Hydrocarbon (X), `C_(7)H_(12)`, on reaction with boron hydride followed by treatment with `CH_(3)COOH` yields (A). On reductive ozonolysis (A) yields a mixture of two aldehydes, (B) and (C ). Of these, only (B) can undergo Cannizzaro reaction. (A) exists in two geometrical isomer, `(A-1)` and `(A-2)`, of which `(A-2)` is more stable. Gives structures of (X), (A), (B), (C ), `(A-1)`, and `(A-2)` with proper reasoning.

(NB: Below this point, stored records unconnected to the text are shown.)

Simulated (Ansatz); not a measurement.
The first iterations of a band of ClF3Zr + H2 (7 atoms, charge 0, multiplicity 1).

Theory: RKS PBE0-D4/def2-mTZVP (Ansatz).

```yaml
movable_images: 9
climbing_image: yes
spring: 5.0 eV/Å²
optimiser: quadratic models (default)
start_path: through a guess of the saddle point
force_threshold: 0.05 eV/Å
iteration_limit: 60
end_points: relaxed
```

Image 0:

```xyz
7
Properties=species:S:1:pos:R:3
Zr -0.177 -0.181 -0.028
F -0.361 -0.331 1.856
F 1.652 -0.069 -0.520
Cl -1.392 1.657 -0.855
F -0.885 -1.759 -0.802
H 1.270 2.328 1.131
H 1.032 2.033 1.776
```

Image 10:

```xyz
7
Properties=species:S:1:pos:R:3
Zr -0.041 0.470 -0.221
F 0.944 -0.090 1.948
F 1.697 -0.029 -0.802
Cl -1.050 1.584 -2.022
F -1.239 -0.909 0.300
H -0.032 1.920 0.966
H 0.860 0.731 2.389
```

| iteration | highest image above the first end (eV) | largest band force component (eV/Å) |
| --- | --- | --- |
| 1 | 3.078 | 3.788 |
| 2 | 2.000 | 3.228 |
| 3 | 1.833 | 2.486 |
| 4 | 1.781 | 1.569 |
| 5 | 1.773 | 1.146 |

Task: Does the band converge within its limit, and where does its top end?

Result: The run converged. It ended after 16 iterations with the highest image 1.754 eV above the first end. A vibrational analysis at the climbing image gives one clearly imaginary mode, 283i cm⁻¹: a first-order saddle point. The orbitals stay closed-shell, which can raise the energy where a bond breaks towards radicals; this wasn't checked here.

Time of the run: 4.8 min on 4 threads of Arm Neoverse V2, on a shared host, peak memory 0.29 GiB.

Form formula `C_(7)H_(12)`. It seems to be an alkyne, which forms alkene on hydroboration. Since, alkene forms two aldehydes B and C on reductive ozonolysis. Out of which B can undergo Cannizzaro's reactive. It means that aldehyde B has no `alpha`- h atom and the -CHO group is linked to tertiary butyl group. Hence hydrocarbon X has to be
`CH_(3)-overset(CH_(3))overset(|)underset(CH_(3))underset(|)C-C-=C-CH_(3) overset((i) B_(2)H_(6))underset((ii) CH_(3)COOH) to CH_(3) -underset(CH_(3))underset(|)overset(CH_(3))overset(|)C-CH=CH-CH_(3)overset("Reductive")underset("ozonolysis") to CH_(3) - overset(CH_(3))overset(|)underset(CH_(3))underset(|)C-CHO+O= CH-CH_(3)`
Compound B has no `alpha`- H atom hence it undergoes Cannizzaro's reaction.
The alkene A gives two geometrical isomers, these are cis and trans.